Formats and related files
The purpose of this statement is to provide additional transparency around policy motivated 'expenditures' made through the tax system. Tax expenditures take the form of an exemption, allowance, preferential tax rate, deferral or offset that reduce a tax obligation to achieve a specific policy objective.
Introduction#
The purpose of this statement is to provide additional transparency around policy-motivated 'expenditures' made through the tax system. Tax expenditures take the form of an exemption, allowance, preferential tax rate, deferral or offset that reduce a tax obligation to achieve a specific policy objective.
This is the third successive release of tax expenditure data; 2010 was the first time New Zealand released tax expenditure data since 1984. This voluntary disclosure fills an obvious weakness in our current transparency arrangements by bringing New Zealand's financial reporting closer to OECD best practice standards. As with other disclosures, additional tax expenditure transparency is not intended to be a statement of policy effectiveness or desirability.

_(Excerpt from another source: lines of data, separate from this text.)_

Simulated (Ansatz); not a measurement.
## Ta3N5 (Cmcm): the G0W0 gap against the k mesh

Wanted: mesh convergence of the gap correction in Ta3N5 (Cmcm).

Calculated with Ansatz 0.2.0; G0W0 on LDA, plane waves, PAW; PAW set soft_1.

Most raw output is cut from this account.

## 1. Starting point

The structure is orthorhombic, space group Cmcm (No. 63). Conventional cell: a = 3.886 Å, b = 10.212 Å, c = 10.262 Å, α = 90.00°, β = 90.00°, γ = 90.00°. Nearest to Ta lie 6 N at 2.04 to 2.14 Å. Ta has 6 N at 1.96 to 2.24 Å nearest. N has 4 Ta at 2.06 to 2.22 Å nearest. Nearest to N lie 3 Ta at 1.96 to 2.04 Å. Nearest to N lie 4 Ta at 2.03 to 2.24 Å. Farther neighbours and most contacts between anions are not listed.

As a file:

What Is a Tax Expenditure?#
Governments can spend in a variety of direct and indirect ways. International public sector accounting standards (IPSAS 23) divide spending into three different categories: direct spending; spending through the tax system; and tax expenditures. Until 2010, The Treasury had not released tax expenditure information in recent years, although information on the first two categories of spending has been routinely released as part of our annual accountability data.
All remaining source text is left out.